Israel's embattled leader is brushing off a new corruption probe that is raising questions about his ability to govern. As Robert Berger reports from VOA's Jerusalem bureau, the scandal is casting a shadow over a looming deadline in U.S.-sponsored peace talks.

Prime Minister Ehud Olmert opened the weekly Cabinet meeting by addressing new allegations of corruption that are threatening to topple him from power. The scandal has dominated the news in Israel since police investigators made a sudden visit to the Prime Minister's official residence on Friday for questioning.

The investigation is under a gag order, but media reports say police suspect Mr. Olmert received bribes or illegal campaign contributions.

Mr. Olmert said the investigation has unleashed "a wave of rumors", which he described as "malicious and wicked." He said that when the facts become clear, they will lay the rumors to rest.

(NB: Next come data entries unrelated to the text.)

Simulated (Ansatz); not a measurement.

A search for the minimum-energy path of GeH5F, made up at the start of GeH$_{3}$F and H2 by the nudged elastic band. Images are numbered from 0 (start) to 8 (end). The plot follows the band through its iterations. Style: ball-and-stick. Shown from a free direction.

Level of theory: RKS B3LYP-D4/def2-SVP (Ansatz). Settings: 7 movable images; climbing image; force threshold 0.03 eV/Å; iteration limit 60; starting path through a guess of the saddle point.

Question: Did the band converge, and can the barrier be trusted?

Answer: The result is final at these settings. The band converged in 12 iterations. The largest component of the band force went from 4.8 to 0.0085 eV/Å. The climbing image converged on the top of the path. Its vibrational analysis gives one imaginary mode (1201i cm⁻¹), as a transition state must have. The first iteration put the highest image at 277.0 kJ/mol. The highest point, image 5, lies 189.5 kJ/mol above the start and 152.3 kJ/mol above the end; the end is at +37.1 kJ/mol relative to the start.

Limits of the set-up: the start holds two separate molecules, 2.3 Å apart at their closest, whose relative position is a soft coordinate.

Mr. Olmert has been dogged by several scandals with regard to his conduct as an elected official before he became prime minister in 2006. The allegations include bribery, fraud and breach of trust, but he denies any wrongdoing and has never been convicted.

The new investigation highlights concerns that Mr. Olmert might be too weak to close a land-for-peace deal with the Palestinians. The scandal coincides with a visit by U.S. Secretary of State Condoleezza Rice, who is pushing for a peace agreement by the end of the year.

Mr. Olmert says he will continue to pursue peace with the Palestinians.

"I have an agenda as the prime minister of Israel," he said. "I intend to continue with this agenda and continue my job."

But opposition leaders are demanding Mr. Olmert's resignation, and Israel media say the new allegations are so serious that he may be forced to step down.